Schema and sample data
| customer_id | name | city | signup_date |
|---|---|---|---|
| 1 | Amelia Clarke | London | 2023-01-14 |
| 2 | Bruno Adeyemi | Manchester | 2023-02-02 |
| 3 | Chloe Watson | London | 2023-03-19 |
| 4 | Diego Ramirez | Bristol | 2023-04-08 |
| 5 | Ewan MacLeod | London | 2023-05-27 |
| 6 | Farah Hassan | Leeds | 2023-06-11 |
Show setup SQL (copy to run)
CREATE TABLE Customers (
customer_id INT PRIMARY KEY,
name VARCHAR(50) NOT NULL,
city VARCHAR(50),
signup_date DATE
);
INSERT INTO Customers (customer_id, name, city, signup_date) VALUES
(1, 'Amelia Clarke', 'London', '2023-01-14'),
(2, 'Bruno Adeyemi', 'Manchester', '2023-02-02'),
(3, 'Chloe Watson', 'London', '2023-03-19'),
(4, 'Diego Ramirez', 'Bristol', '2023-04-08'),
(5, 'Ewan MacLeod', 'London', '2023-05-27'),
(6, 'Farah Hassan', 'Leeds', '2023-06-11');
From the Customers table, return the name and city of every customer who lives in the city London. Sort the result by name in ascending (A to Z) order.
Expected result
| name | city |
|---|---|
| Amelia Clarke | London |
| Chloe Watson | London |
| Ewan MacLeod | London |
Show hint
You only need a single WHERE clause that tests city for equality against the text value, then an ORDER BY on name. Wrap the city text in straight single quotes.

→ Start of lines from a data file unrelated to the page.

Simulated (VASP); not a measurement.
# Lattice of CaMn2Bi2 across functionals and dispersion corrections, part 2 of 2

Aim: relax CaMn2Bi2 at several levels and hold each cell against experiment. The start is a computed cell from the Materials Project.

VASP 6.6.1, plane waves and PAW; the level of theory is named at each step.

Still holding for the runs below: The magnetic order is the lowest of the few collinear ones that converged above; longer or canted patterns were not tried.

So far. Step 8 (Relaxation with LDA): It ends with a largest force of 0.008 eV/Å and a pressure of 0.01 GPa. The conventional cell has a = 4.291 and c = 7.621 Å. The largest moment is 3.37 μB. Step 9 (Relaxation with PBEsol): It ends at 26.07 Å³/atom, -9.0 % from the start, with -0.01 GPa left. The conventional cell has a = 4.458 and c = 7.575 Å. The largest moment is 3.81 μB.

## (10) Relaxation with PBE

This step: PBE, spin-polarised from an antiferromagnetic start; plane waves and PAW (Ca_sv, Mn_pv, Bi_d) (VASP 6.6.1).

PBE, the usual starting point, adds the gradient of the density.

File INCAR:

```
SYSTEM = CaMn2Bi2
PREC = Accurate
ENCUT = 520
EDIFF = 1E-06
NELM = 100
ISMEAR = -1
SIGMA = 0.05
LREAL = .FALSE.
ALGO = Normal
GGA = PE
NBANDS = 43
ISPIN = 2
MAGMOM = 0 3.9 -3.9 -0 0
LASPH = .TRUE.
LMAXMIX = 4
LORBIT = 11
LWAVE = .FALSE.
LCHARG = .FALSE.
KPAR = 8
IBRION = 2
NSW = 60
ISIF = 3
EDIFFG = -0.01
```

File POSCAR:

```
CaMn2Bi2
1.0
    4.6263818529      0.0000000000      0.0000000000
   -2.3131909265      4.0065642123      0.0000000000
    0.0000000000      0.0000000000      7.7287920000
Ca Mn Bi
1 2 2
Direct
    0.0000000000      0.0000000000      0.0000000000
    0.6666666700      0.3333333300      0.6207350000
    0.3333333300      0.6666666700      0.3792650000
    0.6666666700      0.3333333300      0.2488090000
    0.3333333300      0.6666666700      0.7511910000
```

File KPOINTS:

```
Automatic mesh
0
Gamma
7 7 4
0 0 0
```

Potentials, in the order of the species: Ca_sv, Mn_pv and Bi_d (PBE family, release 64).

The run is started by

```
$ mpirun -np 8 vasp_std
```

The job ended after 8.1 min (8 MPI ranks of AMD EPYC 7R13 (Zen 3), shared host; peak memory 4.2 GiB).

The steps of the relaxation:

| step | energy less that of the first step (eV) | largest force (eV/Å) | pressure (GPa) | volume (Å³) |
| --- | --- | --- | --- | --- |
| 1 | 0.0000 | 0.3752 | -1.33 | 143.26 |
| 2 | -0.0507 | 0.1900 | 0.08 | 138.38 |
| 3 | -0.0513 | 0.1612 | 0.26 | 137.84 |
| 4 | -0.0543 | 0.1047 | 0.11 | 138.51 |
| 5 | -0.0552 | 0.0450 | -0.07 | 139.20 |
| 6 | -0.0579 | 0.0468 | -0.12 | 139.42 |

Try to write the query yourself before you open this.
Show solution and explanation
SELECT name, city
FROM Customers
WHERE city = 'London'
ORDER BY name;
The WHERE city = 'London' filter keeps only the rows whose city exactly matches the text London. Three customers qualify: Amelia Clarke, Chloe Watson, and Ewan MacLeod. The other three live in Manchester, Bristol, and Leeds, so they are removed before anything is returned.
ORDER BY name then sorts the surviving rows alphabetically. The default direction is ascending, so name and name ASC mean the same thing here; you would only add DESC to reverse it. The result is Amelia, then Chloe, then Ewan.
One subtlety: whether the equality is case sensitive depends on the column collation, not the query. On a typical case insensitive collation (the SQL Server default, such as SQL_Latin1_General_CP1_CI_AS, where CI means case insensitive), 'London', 'london', and 'LONDON' all match. Under a case sensitive collation (a CS suffix) only an exact case match is returned. If you need to force one behaviour regardless of the column setting, apply COLLATE, for example WHERE city = 'London' COLLATE Latin1_General_CS_AS. A common mistake is using LIKE with wildcards for what is really an exact match; a plain = is clearer and lets an index on city help.